What Will GitHub Be in 5 years?

ben profile image Ben Halpern May 09, 2016

GitHub has had a profound effect on software, and therefore the world. Everyone knows the company that has raised a lot of money with the impetus to grow. This fact deserves more attention than it gets. As a critical piece of open source software as it exists today, there is grey area in GitHub’s current role and uncertainty in its future role.

This unicorn software company has a $2 Billion dollar valuation. Its investors, big names like Andreessen Horowitz and Sequoia Capital, recently gave them $350 million with the idea that that $2 billion dollar valuation was just the tip of the iceberg. GitHub needs to get real big and deliver an outsized return to its investors.

Continuing to provide a free platform for building open source software and a cheap platform for individuals and startups to host their code repositories is not the obvious future for GitHub. It may be the right choice, but that is far from a foregone conclusion. There are many decisions and scenarios that could play out in interesting ways for GitHub, and they should all be of interest to programmers who use the service. While there are already various alternatives and competing companies, GitHub is the whale in the industry and as its features evolve, vendor lock-in issues could become even more pronounced. Therefore, focusing on it individually makes sense, but many of the same principles apply to any current or future competitors operating with the same typical business structure. I want to present a few non-mutually-exclusive ideas about what the future could hold for the code-repo giant.
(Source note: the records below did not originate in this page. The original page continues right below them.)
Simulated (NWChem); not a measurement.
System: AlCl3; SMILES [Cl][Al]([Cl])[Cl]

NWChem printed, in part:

GitHub is acquired by Facebook or Google

Facebook and Google have each had their own issues trying to develop the sort of services that GitHub is now owning. Facebook has tried several times to branch into the "social" business world without much success, while Google has failed in more direct competition with GitHub as well as failures across the board in social. These companies are big enough that a GitHub acquisition would be a totally reasonable expenditure.

GitHub would be a worthwhile acquisition for each company for various reasons. Open source has become a significant component of each business and the synergy™ here would be nice for either company. Neither Facebook nor google has been shy about making acquisitions that piss a lot of people off or shutting down loved projects and platforms.

GitHub goes head to head against Dropbox and Google Drive

GitHub has been expanding its browser features, including direct file upload features that I believe could put it head to head with Dropbox. GitHub has a lot going for it as a central piece in an expanding set of workflows and integrating Dropbox-esque features could be very appealing for the company. The market for file sharing is large (and in charge?). If GitHub expands successfully in this direction, it would be a major departure from the developer-only focus of the present offering.

Steve Jobs famously derided Dropbox as a “Feature, not a product”. He was heckled about this as Dropbox grew to be a multi-billion dollar company while Apple’s cloud competitor floundered, but Dropbox is not out of the woods yet. There will consistently be threats to the the company from other firms to integrate its best features rather than offering them as a standalone product. The feature vs product argument at play here is a contentious one and I could see it playing out with GitHub being in the middle of it all.

GitHub goes full enterprise

It is not uncommon for companies to get 80/20 returns when dealing with a few larger enterprises beats having millions little guys. I suspect that an outsized amount of GitHub’s revenue is generated this way. What if it becomes unprofitable to even bother with the free and cheap tiers? GitHub is a for profit business, and even if they remain unbeaten and popular in the open source community, this does not mean maintaining that service is in their best interest.

Somebody else comes along and totally crushes GitHub

It could happen. Businesses fail all the time, big or small, and GitHub has a huge amount of inertia locked up in their current model, and there will always be room for innovation. There have absolutely been complaints over GitHub’s seeming complacency in its feature set and a visionary competitor could totally come and take them down.

A one size fits all approach fails in favor of a more designer approach and the industry fractures

GitHub really does do it all for everyone right now, which may not necessarily be ideal. While this unified convention helps, different projects may have different needs, and GitHub’s core abstraction may fall down over time. It may be the case that different types of projects, languages, frameworks, build tools, containers, etc., become better served by code hosting platforms with specialized features. If the industry fractures, it would be nice if it could be unified by some shared conventions, and that may happen, but as we have seen with messaging, data feeds, etc., this seems like wishful thinking.


The company’s internal needs and the market’s external forces mean that the future of GitHub is far from certain. The company surely has a private vision they have discussed with shareholders, a vision that gets them from $2 billion to $100 billion and beyond. As programmers balance the need for continuity with a desire for innovation, we should be aware of the interests at play and it is not so clear that GitHub’s interests fully align with the interests of programmers who use it. Open source’s viability is not a long-term certainty and its ties to a single venture-backed business is a tenuous one.